THE war of words over South Head Synagogue continues, but the congregation seems no closer to returning to its home on Old South Head Road.
In another flurry of emails this week, president James Hochroth revealed that Rabbi Benzion Milecki has been offered more than $1 million to leave the shule.
The AJN can reveal that the offer is for a lump sum payment of $245,000 and then 40 quarterly instalments of $20,000 over the next 10 years.
Rabbi Milecki was also offered a tribute in the synagogue, ownership of a motor vehicle being used by his wife and the ownership of computer equipment and books that he has in his possession from the shule.
He was also offered a guarantee that the mikvah would only be utilised “for Orthodox Jewish practices”.
In an attempt to prove to Rabbi Milecki that the secured creditors and the congregation don’t intend to move away from Orthodox Judaism, the offer included an assurance that, “The rabbinical successor is to have smichah from a body recognised by either the London Beth Din, The Rabbinical Council of America, The Chief Rabbi of Israel, or a recognised Chabad yeshivah as ordaining Orthodox rabbis.”
According to a term sheet obtained by The AJN, the offer to the rabbi would also see the entire board quit and a new board democratically elected within 60 days of South Head coming out of administration.
Hochroth wrote to the membership on Tuesday stating that an agreement cannot be reached and as a result the secured creditors will vote on the recommendation of the administrator to wind up the company this Friday.
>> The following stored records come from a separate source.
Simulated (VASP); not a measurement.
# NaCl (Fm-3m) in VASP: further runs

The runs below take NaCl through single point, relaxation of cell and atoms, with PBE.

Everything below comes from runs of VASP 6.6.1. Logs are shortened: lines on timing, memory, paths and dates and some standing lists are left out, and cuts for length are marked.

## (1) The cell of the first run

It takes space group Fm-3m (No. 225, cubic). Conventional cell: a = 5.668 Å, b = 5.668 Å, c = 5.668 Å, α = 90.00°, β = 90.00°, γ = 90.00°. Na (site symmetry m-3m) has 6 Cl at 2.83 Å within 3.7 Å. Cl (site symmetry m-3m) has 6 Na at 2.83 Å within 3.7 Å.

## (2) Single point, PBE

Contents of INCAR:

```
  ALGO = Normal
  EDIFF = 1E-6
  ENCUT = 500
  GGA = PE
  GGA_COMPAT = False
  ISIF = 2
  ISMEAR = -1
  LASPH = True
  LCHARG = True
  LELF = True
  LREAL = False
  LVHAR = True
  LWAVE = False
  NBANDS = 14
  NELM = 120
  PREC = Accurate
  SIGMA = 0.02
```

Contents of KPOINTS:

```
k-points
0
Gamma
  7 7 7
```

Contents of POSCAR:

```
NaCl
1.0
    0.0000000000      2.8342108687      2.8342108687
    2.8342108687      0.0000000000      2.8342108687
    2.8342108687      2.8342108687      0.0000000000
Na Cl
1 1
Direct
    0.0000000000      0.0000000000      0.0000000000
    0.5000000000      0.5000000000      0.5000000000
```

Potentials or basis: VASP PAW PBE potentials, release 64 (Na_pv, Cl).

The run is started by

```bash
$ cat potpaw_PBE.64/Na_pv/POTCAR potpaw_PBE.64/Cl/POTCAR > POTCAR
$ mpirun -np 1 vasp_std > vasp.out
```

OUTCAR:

“In short, we do not have agreement on either monetary compensation or other conditions. Meanwhile daily costs continue to mount,” Hochroth said.
“We have no alternative but to act now in the hope of being able to salvage the congregation for the high holy days.
“We will try to make arrangements to keep our congregation together and have communal services.
“Terms that allow the rabbi to run a shule within the shule and give him a prominent position in the main shule will only undermine the rabbinical renewal that we are all looking for.
“It is not too late for Rabbi Milecki to accept our offer and so avert the perils of liquidation for our synagogue and mikvah or as a minimum step down and allow a court of law to determine his fair compensation. But the time is running out.”
Rabbi Milecki responded to the email by dismissing the claim that he can end the dispute, and instead proposed two solutions.
“This doesn’t have to be a zero-sum game because there really is a win/win play here,” Rabbi Milecki said.
“The pie is big enough for me to continue my good work, but in a different capacity and in a different area of the shule, while those who want a young, new rabbi will get their wish without the (falsely) feared interference.
“This will ensure that we can remain in our FIRST home, the shule that we have spent our lives building, and don’t have to move away from our SECOND home in the part of Sydney where we have lived for decades.”
Rabbi Milecki said that if that couldn’t be agreed to, then the shule should go to a Beth Din, which has already been appointed by the Chief Rabbinate of Israel.
“The Beth Din process will neither be costly nor lengthy. It will certainly be nowhere near as expensive as the hundreds of thousands of dollars that were spent in placing the shule in administration.”